European security product sales driven by GDPR and high profile hacks

European enterprise security products sales were 8.8% higher in 2018 compared to the previous year.

The latest data from CONTEXT shows that this this growth was seen in revenues from hardware and software and encompassed products designed for large enterprise customers, products aimed at small and medium businesses (SMBs), and others that may be used by either segment.

There was growth across all three main areas: data protection and recovery, end-point security, and enterprise network security.

The greatest increase, of 51.3% year-on-year, was in revenues from data protection and recovery products although this did come from a smaller base.

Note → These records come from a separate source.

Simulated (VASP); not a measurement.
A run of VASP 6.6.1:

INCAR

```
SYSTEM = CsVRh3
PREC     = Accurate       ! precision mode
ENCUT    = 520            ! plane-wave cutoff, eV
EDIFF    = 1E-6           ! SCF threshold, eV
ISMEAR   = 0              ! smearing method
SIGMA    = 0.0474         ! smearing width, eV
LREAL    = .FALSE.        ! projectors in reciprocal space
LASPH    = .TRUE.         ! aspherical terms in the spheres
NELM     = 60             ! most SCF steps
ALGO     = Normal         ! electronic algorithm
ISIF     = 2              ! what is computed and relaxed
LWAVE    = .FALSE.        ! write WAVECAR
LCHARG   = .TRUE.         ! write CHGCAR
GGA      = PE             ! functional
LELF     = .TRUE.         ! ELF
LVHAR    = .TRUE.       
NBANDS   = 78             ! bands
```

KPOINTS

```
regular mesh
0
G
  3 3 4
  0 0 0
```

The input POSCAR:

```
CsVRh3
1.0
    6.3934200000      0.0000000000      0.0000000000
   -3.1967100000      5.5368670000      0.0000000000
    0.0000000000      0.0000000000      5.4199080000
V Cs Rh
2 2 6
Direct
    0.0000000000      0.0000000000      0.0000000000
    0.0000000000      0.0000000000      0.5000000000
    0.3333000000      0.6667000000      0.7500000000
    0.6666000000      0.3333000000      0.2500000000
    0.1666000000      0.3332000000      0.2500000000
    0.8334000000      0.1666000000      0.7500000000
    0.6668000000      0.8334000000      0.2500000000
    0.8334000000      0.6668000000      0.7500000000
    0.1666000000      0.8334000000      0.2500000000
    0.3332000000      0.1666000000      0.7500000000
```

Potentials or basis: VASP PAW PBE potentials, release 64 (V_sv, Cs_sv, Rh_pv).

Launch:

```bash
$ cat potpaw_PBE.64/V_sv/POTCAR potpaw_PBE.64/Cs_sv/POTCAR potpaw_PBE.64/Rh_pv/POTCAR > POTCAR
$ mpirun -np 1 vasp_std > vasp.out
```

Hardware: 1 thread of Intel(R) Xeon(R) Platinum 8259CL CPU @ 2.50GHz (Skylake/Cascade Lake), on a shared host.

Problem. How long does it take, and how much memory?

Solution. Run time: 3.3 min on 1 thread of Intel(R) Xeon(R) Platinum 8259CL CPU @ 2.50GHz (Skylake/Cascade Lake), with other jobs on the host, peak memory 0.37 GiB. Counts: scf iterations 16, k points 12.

The biggest impact was in end-point security, which saw year-on-year growth of 12.6% with increased revenues from sales of many products including, for example, security suites.

These generate the largest share of end-point security revenue and, in 2018, standalone and cloud offerings from companies such as Trend Micro, McAfee, Symantec and Check Point saw growth across Western Europe. Other growing product segments in this category included authentication, internet security and control management.

Enterprise network security revenues increased by 2.1% with growing sales of F5 Networks’ BIG-IP, Check Point’s 15600 Next Generation Threat Prevention, Blue Coat’s ProxySG S500 and Cisco’s FirePOWER amongst other security appliances.

Revenue from software for both standalone and cloud offerings in this area is becoming increasingly important but revenues from products such as firewall and gateway appliances have declined over the last year.

“The biggest driver for growth in security products will continue to be the General Data Protection Regulation (GDPR), which came into effect across the EU on 25 May 2018”, said Mathias Knoefel, senior enterprise analyst at CONTEXT.

“This, along with high-profile security breaches and hacks affecting large industries, has certainly raised awareness of the threats faced today by all sorts of companies, with some growth peaks during 2018 clearly following media reports of high-profile security leaks or attacks.”

One of the latest high profile security stories is Google’s £44m GDPR fine. 

French data regulator CNIL fined the tech giant for its "lack of transparency, inadequate information and lack of valid consent regarding ads personalisation".

Google says it is "studying the decision" to determine its next steps.